Kahala Hotel &Resort, which holds a state-issued revocable permit to use its public beachfront for private purposes, promised area residents and beachgoers last year it would widen and improve an existing path to delineate public and private spaces.
A 6-foot-wide sand path was supposed to open in March. Instead, the resort removed previous markings and planted more grass, creating a more subtle pathway.
“They’ve made it invisible,” Linda Wong, a member of the Diamond Head-Kapahulu-St. Louis Heights Neighborhood Board, said Tuesday as she searched for the promised path. “They’ve taken all the public space and landscaped it. You can’t tell which part is the hotel and which part is the public beach.”
Wong’s concerns were echoed by several testifiers at Thursday’s Waialae-Kahala Neighborhood Board meeting who told resort consultant Peter Young they were dissatisfied with the changes.
Young said the hotel’s Japan-based owner, Resorttrust Hawaii LLC, recently decided to replace the sandy path concept with a “change in elevation” and planned to install signage along an indented grass pathway indicating the public was welcome.
Rich Turbin, chairman of the Waialae-Kahala Neighborhood Board, said the resort updated him on the changes several weeks ago and he wasn’t opposed as long as the hotel installed signage that “invited nonguests to traverse the property.”

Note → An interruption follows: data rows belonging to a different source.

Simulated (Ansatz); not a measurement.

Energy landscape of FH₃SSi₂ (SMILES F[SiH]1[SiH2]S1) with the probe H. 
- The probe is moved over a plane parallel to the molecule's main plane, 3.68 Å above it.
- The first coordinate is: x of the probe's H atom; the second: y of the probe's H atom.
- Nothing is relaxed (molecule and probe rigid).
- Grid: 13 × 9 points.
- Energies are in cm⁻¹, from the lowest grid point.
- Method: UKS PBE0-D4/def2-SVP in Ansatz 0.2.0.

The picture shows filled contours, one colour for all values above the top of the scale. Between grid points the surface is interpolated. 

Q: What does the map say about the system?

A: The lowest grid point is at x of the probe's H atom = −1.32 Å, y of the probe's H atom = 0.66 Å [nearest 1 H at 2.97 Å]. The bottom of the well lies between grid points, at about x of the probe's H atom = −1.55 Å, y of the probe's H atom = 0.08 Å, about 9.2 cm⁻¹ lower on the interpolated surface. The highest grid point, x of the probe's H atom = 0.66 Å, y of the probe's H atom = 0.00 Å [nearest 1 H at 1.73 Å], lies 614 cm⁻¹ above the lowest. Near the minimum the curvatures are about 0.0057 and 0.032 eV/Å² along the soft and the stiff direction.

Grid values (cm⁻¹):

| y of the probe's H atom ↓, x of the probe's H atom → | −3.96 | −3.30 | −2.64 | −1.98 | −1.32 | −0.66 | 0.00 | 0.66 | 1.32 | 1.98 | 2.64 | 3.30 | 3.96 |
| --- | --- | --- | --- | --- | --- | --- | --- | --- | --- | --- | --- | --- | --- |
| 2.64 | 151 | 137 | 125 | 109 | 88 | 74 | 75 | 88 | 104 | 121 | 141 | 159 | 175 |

However, Kahala resident and landscape architect Jim Nicolay said grass isn’t a proper pathway since it can be made to disappear with a few quick passes of a lawn mower.
“We talked about an actual path. To me the fact that somebody in Japan thought it was their decision to change this on public property was out of bounds,” Nicolay said.
The Sierra Club’s Dave Rainey said a “well-marked path and signs” should be made a condition of the resort’s revocable permit, which is issued by the state Board of Land and Natural Resources.
“The whole issue there for years and years is that it’s been made to look like private property,” Rainey said.
Young pledged to continue working with the community to address concerns, but meeting attendee Tyler Ralston said “it’s hard to believe anything that is being said from the hotel.”
This is just the resort’s latest community conflict over shared beach space.
Last year, Resorttrust began seeking a state-issued nonexclusive easement that would have allowed it to use about an acre of public shoreline for commercial enterprises. Since 1968, the
hotel has obtained access through a less permanent month-to-month revocable permit. The monthly rate on the current permit, which will be up for renewal before the end of the year, is $1,281.
Permit rules require the hotel to obtain prior written consent from BLNR before setting up beach chairs before guests show up, conducting surf instruction on the public beach or making major improvements to the permitted lands.
The easement plan was not well received by some community critics who said it would set a dangerous precedent by favoring commercial interests over public beach access, which is a hard-won right in Hawaii. They also alleged the hotel, which advertises surfing and has preset chairs and wedding gazebos in the past, was already in violation of its revocable permit.
The hotel withdrew its easement-seeking draft environmental assessment in August and pledged to provide more frequent community updates. During Thursday’s update, a skeptical Ralston questioned whether Young knew “something that you are not telling us about that we may find out in the future.”
In response, Young said Resorttrust and the state are discussing property usage. Young said the resort has not received a violation notice from the state but has removed its permanent wedding cabanas and understands DLNR is investigating presetting of resort chairs.
According to DLNR’s Land Division, the “site was recently checked and there were no signs of unauthorized activities, including presetting of beach chairs on the beach.”